Fairfax County Parents Upset Over School's New Grading Scale, Say It Does Not Prepare Students for Real Life

Fairfax County Parents Upset Over School's New Grading Scale, Say It Does Not Prepare Students for Real Life
Parents in Fairfax County are upset about the new school district's grading scale that was implemented yet was not discussed with parents. Parents fear their children not learning anything after graduation and not knowing how to tread the real world. Pexel/ Max Fischer

Parents in Fairfax County are getting upset over schools' new grading scale. What allegedly started as a pilot program at schools like West Potomac High School, according to some parents, is now seen being implemented at other schools in the Commonwealth area.

This new grading scale is called "equitable grading," and what upsets parents is that the program is "inflating grades," and surely would not help prepare students for the real world after school.

Kim Putens, one of the parents whose child just graduated from West Potomac High School, that implemented the pilot program last year, stated that she found out at the end of the school year that her son did not learn anything, even if he was in the four advanced placement classes.

New grading scale for student's proficiency

Fairfax County Public Schools defended their program and said it was designed to provide students additional "opportunities to demonstrate proficiency."

In a statement they gave Fox 5, they said that their goal is to ensure students' grades are based on demonstrated achievement, knowledge, and skill proficiency. They use grading practices like reassessments and "reasonable late-work policies" to ensure students are taking a positive path as they demonstrate their learning.

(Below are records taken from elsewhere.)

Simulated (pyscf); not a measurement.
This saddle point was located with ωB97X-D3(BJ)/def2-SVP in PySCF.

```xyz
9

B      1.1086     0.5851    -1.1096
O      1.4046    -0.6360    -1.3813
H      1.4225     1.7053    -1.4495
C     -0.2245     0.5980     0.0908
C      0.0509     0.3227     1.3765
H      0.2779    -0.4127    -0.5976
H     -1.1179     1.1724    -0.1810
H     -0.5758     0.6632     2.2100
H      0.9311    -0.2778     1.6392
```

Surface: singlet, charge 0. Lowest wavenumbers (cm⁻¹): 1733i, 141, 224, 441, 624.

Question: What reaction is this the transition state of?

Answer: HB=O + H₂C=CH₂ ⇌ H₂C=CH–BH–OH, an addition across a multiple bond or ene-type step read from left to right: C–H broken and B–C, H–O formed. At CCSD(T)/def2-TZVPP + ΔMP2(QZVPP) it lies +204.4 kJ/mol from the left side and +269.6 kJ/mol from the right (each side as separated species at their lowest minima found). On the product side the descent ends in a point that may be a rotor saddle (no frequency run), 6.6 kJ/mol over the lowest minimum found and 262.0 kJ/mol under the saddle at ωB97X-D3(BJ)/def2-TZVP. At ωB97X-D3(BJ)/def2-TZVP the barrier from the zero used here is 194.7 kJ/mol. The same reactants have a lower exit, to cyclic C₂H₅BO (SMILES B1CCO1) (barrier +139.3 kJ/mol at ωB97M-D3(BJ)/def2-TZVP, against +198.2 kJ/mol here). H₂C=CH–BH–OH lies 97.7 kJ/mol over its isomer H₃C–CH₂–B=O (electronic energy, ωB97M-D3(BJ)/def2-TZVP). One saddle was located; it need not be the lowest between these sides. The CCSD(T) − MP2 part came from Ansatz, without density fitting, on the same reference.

For them, it is unbiased, partial, and proficient when students are allowed to have unlimited retakes of tests and allowed to turn in their homework beyond deadlines.

Langley High School parent Glenn Miller cannot believe that this is what the school is currently implementing. He said that his kid's school district was not transparent about the changes in the grading system. Parents just found out through emails from a parent's Freedom of Information Act request.

He further expressed that allowing students to turn in their homework late creates this impression in kids that, in the real world, it is okay if they do not meet the deadlines. What upsets him the most is that a student's lowest score in an exam is 50. The students get 50 if they get everything wrong. The students get 50 even if they do not turn the exam in.

Parents are for academic excellence

Allegedly, the pilot program was adopted from Joe Feldman's book "Grading for Equity: What It Is, Why It Matters, and How It Can Transform Schools and Classrooms," whose books were allegedly purchased by the school district for a teacher's summer camp.

In a Harvard Ed Magazine interview in 2019, Feldman explained that equitable grading had three primary elements: "accuracy, bias-resistance, and intrinsic motivation."

The grading system must "counteract institutional biases that have historically rewarded students with privilege and punished those without, and also must protect student grades from our own implicit biases. (It) must stop using points to reward or punish, but instead should teach students the connection between means of learning and the ends - how doing homework is valuable not because of how many points the teacher doles out, but because those actions improve a student's learning," Feldman further explained.

Putens, however, said that instead of the school district setting lower expectations for students, they need to prepare and provide students with tools they can utilize to succeed. There should be academic excellence and raised standards. Give every student the opportunity to be excellent because she knows they can be as a parent.

The school district said that the changes on the grading scale were made based on stakeholder feedback. They assured parents that they are continually working to improve their grading practices with the students' best interests.